Sunday, September 1, 2024

Art Subsidies and U.S. Higher Ed

The Dutch ended up with warehouses full of pieces nobody wanted. We have piles of worthless degrees

By Reuven Brenner. Excerpts:

"When the Dutch government set up the Beeldende Kunstenaars Regeling (Visual Artists Scheme, or BKR) in 1949, its goal was to help struggling artists become financially independent. The government closed the program on Jan. 1, 1987, as it cost a fortune and produced nothing."

"Nothing but tens of thousands of self-declared “artists,” and new and enlarged “art institutes” to certify them, and hundreds of thousands of “artworks” that nobody wanted. In 1986, the last year of the program’s existence, the agency paid out the equivalent of $100 million (in today’s dollars) a year in stipends of up to $50,000—not counting the cost of administration and air-conditioned storage facilities for the art."

"the BKR started as an open-ended scheme under the Social Affairs Ministry, with no fixed amount allocated in the national budget. Municipalities could claim 75% of the amount a BKR “artist” cost them from Social Affairs and recoup 80% of the remaining 25% from the Interior Ministry’s municipal fund. Thus the program cost local governments only 5% of what they spent—cheaper than having the “artist” in a welfare program, to which they had to contribute 10%."

"the program was supposed to help some 100 young artists through postwar hard times. It quickly expanded. Anyone who showed up with a drawing, painting or sculpture at a municipal office could hand it over to the bureaucrats in charge and get a compensation he could live on—no questions asked. Amsterdam alone had about 1,500 artists in the BKR in 1985. The number of students at expanding “art academies” rose sharply too, to 12,000 in 1987 from 2,000 in 1949."
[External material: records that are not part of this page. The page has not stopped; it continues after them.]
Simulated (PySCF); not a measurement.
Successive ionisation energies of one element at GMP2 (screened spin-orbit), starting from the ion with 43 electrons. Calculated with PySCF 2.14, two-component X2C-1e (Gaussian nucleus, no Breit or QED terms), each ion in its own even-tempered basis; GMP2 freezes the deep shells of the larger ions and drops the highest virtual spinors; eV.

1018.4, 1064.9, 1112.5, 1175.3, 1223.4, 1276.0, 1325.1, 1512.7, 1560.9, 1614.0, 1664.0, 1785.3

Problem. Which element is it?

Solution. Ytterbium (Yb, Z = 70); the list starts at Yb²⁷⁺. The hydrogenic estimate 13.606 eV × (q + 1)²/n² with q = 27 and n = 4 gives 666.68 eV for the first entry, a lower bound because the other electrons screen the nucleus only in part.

"As the costs of the program increased, the agency asked applicants to prove they had sold $4,000 worth of art privately and donate up to four works to the government each year. It requires little imagination to design wonderful fraud opportunities for all parties involved with such programs in place—which they did.

When the scheme ended in 1987, the Cultural Heritage Agency had 221,000 items, the municipalities 300,000. The minister of welfare, public health and culture decreed that 20,000 works had “museum status,” even though the program didn’t produce a single artist of reputation. The others had to be disposed of."